This report is meant to show my progress for my capstone project on Natural Language Processing. In this report, I will attempt to demonstrate that I have successfully:
There are more than one more approach to this capstone project as there are multiple packages developed to process texts.
My initial attempt at this involves using the tm package to clean the data and using Rweka for creating n-grams. While it does the work required, it was an ardous task putting it all together to make it work.
I soon discovered the Quanteda package, an incredibly powerful user-developed tool for natural language processing which made this milestone project a much easier task compared to my previous method.

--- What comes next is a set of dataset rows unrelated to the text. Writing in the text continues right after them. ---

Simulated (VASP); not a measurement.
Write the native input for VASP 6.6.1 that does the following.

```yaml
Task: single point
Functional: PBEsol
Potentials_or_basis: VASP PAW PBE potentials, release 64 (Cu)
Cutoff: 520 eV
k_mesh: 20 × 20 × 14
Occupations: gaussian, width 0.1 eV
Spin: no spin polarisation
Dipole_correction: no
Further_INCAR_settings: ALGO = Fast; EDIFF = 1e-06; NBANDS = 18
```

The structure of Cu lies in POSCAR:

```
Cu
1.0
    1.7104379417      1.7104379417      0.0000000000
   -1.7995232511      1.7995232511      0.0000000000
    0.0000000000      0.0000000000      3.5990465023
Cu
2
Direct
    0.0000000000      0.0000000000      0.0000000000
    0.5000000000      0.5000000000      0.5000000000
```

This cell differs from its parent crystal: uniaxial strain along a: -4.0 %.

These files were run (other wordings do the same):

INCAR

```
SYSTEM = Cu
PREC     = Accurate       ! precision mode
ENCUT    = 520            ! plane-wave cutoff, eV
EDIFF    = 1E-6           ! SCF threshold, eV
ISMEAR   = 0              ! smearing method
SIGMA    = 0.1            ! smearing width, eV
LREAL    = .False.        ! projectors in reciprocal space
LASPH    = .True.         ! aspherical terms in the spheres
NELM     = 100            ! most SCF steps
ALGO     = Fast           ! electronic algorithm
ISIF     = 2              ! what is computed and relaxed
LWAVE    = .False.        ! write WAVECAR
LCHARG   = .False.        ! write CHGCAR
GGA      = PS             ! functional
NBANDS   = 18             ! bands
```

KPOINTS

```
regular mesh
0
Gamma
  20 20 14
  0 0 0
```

More info on the Quanteda package and its functions can be found here.
The necessary packages for text mining and NLP are loaded. The data that we will be using is downloaded and read in as lines.
#Loading the necessary packages
library(quanteda)
library(ggplot2)
library(stringi)
library(stopwords)
#Downloading the data
fileURL <- "https://d396qusza40orc.cloudfront.net/dsscapstone/dataset/Coursera-SwiftKey.zip"
if(!file.exists(basename(fileURL))){
download.file(fileURL)
unzip(basename(fileURL))
}
#Reading in the data. UTF-8 encoding setting to accomodate for most type of characters seen in the text.
blogs<- file("./en_US/en_US.blogs.txt")
blogs <- readLines(blogs,encoding = "UTF-8", skipNul = TRUE)
news<- file("./en_US/en_US.news.txt")
news <- readLines(news,encoding = "UTF-8", skipNul = TRUE)
twitter<- file("./en_US/en_US.twitter.txt")
twitter <- readLines(twitter,encoding = "UTF-8", skipNul = TRUE)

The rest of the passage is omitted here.